Formula 1 returns to Europe for the Spanish Grand Prix this week after Mercedes continued their dominant early-season form in Asia and the Middle East with Lewis Hamilton's victory in China.
Nico Rosberg still leads the championship, but Hamilton's Shanghai success means he is just four points behind his team-mate.
Ferrari's Fernando Alonso, though, will be hoping home advantage can spur him on to a first win of the season.
Reasons to watch the Spanish GP
Hamilton goes for a fourth successive win, Rosberg aims to hold on to the championship lead and last year's Spanish GP winner Alonso hopes to build on a first podium of the season in China.
Red Bull will try to ensure Sebastian Vettel fully understands team orders while McLaren will want to pick up points for the first time since Malaysia in March.
Felipe Massa, meanwhile, will simply hope his mechanics manage to avoid fitting a wheel on the wrong side of his Williams after his botched pit stop in China.
What makes the Spanish GP different?
At 730 metres, the run from the start line to the first corner at the Circuit de Catalunya is the longest in Formula 1.
The first two sectors are quick with long, sweeping corners which require good downforce and a well-balanced car. The third sector is slower and more technical.
Some welcome news for Vettel is the circuit has often been kind to reigning world champions; the driver with the number one on his car has won 11 of the 22 grands prix held here. Plus, the winning driver in Spain has gone on to take the title that season 14 times.
With this the first race of the year in Europe, Barcelona is seen as the first big milestone for upgrades from the teams, meaning Red Bull are likely to bring a package they hope can help them pose a greater challenge at the front.
Could this race mark the beginning of the end of the Mercedes dominance?
A Spanish GP flashback
The 1994 Spanish Grand Prix will long live in the memory for two reasons.
Just two races after the death of three-time world champion Ayrton Senna, his Williams team secured victory thanks to Britain's Damon Hill.
And Michael Schumacher finished second despite having spent much of the race in fifth gear, remarkably managing to pull away from pit stops without stalling.

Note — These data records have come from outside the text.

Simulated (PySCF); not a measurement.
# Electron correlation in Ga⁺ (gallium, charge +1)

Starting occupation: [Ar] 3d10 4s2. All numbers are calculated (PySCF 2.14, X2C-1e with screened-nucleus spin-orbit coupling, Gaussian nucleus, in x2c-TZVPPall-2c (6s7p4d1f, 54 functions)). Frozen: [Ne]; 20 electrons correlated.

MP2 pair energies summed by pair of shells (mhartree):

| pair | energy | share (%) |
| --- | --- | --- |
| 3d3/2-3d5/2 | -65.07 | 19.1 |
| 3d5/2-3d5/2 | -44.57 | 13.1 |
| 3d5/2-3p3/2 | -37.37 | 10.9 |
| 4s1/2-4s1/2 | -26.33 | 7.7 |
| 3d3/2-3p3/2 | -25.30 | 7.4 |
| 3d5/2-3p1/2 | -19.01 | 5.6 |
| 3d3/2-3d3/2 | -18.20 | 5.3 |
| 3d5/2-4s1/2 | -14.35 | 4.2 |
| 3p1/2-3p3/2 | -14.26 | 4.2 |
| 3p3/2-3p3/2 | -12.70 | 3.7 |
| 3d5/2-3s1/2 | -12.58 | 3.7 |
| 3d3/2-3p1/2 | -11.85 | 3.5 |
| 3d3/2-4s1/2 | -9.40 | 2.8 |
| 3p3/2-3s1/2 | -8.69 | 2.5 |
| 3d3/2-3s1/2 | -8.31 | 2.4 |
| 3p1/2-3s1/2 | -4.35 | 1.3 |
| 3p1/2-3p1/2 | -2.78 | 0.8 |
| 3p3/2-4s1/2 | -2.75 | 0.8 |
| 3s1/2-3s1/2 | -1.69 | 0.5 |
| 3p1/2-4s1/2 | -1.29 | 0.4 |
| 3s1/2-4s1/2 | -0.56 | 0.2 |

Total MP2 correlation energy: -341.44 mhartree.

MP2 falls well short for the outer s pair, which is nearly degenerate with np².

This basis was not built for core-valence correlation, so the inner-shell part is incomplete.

The German seven-time world champion was fortunate in that McLaren's Mika Hakkinen, who was right with him, did not have the chance to attack as his engine failed.
Schumacher's team-mate JJ Lehto moved into third, but his engine failed, too, allowing McLaren's Martin Brundle to get promoted a place before his transmission failed. That gifted Tyrrell's Mark Blundell the third and final podium place.